Working with Pixels¶
The Simple Path¶
For most pixel workflows, the convenience functions give you NumPy arrays directly without thinking about blocks or assets:
from aws.osml.io import imread, tiles
# Full image as a CHW NumPy array
pixels = imread("image.ntf")
print(pixels.shape) # (3, 1024, 1024) — (bands, height, width)
print(pixels.dtype) # uint8
# Process a large image in tiles without loading it all into memory
for tile in tiles("large_image.tif", tile_size=(256, 256)):
process(tile.data) # tile.data is a CHW NumPy array
The sections below cover the details of how pixel data is represented, how to convert between channel orderings for different libraries, and how to work with in-memory image buffers for writing.
Image Data Arrays¶
Block data is returned as a NumPy ndarray. NumPy is the
standard array interface shared by machine learning frameworks (PyTorch, TensorFlow),
computer vision libraries (OpenCV, Pillow), and the broader scientific Python ecosystem.
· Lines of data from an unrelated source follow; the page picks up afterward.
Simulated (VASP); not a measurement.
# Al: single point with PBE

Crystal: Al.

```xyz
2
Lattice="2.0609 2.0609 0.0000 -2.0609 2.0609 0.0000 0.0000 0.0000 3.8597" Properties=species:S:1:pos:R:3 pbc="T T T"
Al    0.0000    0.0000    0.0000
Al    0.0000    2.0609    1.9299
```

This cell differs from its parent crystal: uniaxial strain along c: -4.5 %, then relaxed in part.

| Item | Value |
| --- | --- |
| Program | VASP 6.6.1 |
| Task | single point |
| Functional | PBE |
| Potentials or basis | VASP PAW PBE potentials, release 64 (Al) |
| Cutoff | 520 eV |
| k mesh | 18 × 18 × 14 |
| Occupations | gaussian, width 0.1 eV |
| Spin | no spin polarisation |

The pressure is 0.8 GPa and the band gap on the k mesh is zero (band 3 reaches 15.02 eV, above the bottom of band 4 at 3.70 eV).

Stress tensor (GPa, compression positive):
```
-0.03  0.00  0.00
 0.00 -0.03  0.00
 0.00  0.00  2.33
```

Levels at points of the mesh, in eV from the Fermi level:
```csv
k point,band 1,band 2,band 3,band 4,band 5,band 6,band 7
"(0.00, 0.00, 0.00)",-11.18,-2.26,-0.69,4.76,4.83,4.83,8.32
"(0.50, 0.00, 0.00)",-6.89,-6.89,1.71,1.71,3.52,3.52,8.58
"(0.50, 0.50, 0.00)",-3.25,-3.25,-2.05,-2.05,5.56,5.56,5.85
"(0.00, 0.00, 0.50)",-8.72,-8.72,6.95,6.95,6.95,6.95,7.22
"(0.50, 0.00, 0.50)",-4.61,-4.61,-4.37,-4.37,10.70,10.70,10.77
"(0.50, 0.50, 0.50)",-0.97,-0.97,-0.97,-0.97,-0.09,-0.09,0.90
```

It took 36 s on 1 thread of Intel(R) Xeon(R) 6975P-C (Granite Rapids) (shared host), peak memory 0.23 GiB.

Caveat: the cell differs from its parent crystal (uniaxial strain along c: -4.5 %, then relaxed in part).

Returning pixel data as an ndarray means you can pass blocks directly into these tools
without an intermediate copy or conversion step.
For pixels wider than 8 bits (e.g. 16-bit or 32-bit imagery), the library automatically
converts from the format’s stored byte order to the native byte order of your platform.
NITF files store multi-byte values in big-endian order; on a little-endian machine the
bytes are swapped during decode so the resulting ndarray is ready to use without manual
conversion. The NumPy dtype is selected automatically based on the image’s pixel
type — an 8-bit unsigned image produces a uint8 array, a 16-bit signed image produces
int16, a 32-bit float produces float32, and so on.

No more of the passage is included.